Taking a Closer Look at Nebraska's Foster Care: A Timeline of Reports

by Sherman Smith

In mid-December, Omaha news outlets began reporting on a whistleblower account of financial misconduct within St. Francis Ministries, which is contracted by the state to handle adoption and foster care cases. The faith-based group operating in Nebraska has also worked in Oklahoma, Arkansas, Texas, Mississippi, and Central America, with its home base in Kansas. Thus, NOISE is working with The Kansas Reflector, a non-profit news organization in Kansas to bring you more complete coverage of this developing story than NOISE could deliver on our own.

Journalism is a team sport.
— NOISE Interim Managing Editor, Emily Chen-Newton

December 4, 2020

Kansas agency serving 3,100 foster children is accused of ‘rampant’ financial mismanagement.
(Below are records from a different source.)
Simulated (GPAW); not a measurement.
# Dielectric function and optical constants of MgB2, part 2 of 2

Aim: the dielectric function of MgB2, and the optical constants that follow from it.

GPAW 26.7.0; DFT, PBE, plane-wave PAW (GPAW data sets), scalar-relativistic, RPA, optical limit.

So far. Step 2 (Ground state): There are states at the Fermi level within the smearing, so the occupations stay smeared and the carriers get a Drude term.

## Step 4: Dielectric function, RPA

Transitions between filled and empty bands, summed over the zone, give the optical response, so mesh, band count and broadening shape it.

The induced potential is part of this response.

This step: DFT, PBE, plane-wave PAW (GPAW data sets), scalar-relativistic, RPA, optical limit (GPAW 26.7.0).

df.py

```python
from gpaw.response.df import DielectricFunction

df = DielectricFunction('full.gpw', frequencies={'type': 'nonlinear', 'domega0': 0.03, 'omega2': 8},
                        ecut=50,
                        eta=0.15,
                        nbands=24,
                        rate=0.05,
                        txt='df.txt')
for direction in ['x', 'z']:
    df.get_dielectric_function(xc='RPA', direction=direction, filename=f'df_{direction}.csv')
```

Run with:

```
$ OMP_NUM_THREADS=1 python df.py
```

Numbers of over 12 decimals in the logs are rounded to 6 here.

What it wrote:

Top management at Saint Francis Ministries purchased $80,000 worth of Chicago Cubs tickets and agreed to pay $7 million to the president’s business partner for software development as the organization tumbled into financial chaos, sometimes relying on loans to cover weekly expenses, according to a whistleblower’s report.

The chief executive and operating officers of Kansas and Nebraska’s largest foster care provider managed to shield its board of directors from learning about the allegations for nearly a year while the Kansas Department for Children and Families hired a private firm to audit Saint Francis’s finances.

Last month, Saint Francis without explanation severed ties with the Rev. Robert Smith and COO Tom Blythe after learning about the whistleblower report, which was delivered to DCF in November 2019.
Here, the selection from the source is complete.